On leaving the courthouse, Bannon took off his mask and briefly addressed reporters before leaving in a black SUV.
"This entire fiasco is to stop people who want to build the wall," Bannon said.
Bannon was arrested in Connecticut by agents from the prosecutor's office and the U.S. Postal Inspection Service aboard a 150-foot-long (45-metre-long) yacht, according to a law enforcement source. That yacht, called the Lady May, is owned by Chinese fugitive billionaire Guo Wengui, with whom Bannon has had a working relationship.
The famously disheveled entrepreneur headed the right-wing Breitbart News website - a voice for the alt-right movement that spans hardcore nationalists, white supremacists, neo-Nazis and anti-Semites - before joining Trump's campaign. Bannon, an anti-globalist, has since promoted a variety of right-wing causes and candidates in the U.S. and abroad.
Trump told reporters at the White House that he felt "very badly" about the charges, but sought to distance himself from Bannon and the alleged scheme.
"I do think it's a sad event," Trump said. "I haven't dealt with him at all now for years, literally years."
Trump said he knew little about the project. But one of those involved, former Kansas Secretary of State Kris Kobach, said in 2019 that Trump had offered his support, according to the New York Times.
Bannon is the eighth close Trump associate to be arrested or convicted of a crime, a list that also includes former campaign chairman Paul Manafort, longtime friend and adviser Roger Stone, former national security adviser Michael Flynn and former personal lawyer Michael Cohen.

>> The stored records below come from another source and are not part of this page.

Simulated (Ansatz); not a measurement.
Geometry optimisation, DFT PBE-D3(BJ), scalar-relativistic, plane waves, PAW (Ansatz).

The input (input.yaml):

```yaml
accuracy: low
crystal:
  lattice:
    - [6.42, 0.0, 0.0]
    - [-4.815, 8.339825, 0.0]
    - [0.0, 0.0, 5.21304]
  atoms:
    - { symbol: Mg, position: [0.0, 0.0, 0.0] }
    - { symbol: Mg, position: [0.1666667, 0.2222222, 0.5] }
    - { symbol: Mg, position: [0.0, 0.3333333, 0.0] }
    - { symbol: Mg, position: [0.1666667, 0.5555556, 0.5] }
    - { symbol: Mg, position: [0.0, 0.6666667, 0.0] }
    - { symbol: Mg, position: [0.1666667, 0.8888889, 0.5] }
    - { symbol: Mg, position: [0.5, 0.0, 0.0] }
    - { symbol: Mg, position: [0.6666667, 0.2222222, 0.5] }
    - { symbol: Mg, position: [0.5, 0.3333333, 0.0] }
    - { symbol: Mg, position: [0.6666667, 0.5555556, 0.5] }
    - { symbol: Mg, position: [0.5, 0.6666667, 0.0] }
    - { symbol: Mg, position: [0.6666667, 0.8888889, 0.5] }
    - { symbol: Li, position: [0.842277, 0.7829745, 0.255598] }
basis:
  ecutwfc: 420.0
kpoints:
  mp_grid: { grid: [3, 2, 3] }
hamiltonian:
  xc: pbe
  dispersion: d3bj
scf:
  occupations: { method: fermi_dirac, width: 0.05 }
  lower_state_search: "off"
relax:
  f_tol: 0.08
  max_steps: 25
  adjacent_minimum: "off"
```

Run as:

Trump has struggled to build his border wall - a key 2016 campaign promise - in the face of court challenges, logistical hurdles and congressional opposition. His administration has completed 48 kilometers of border fencing and replaced an additional 386 km of barriers along the 3,200-km border, government figures show.
"I know nothing about the project," Trump said on Thursday, "other than ... when I read about it, I didn't like it. I said, 'This is for government, this isn't for private people,' and it sounded to me like showboating."
Trump also said he did not believe he had ever met the three others charged.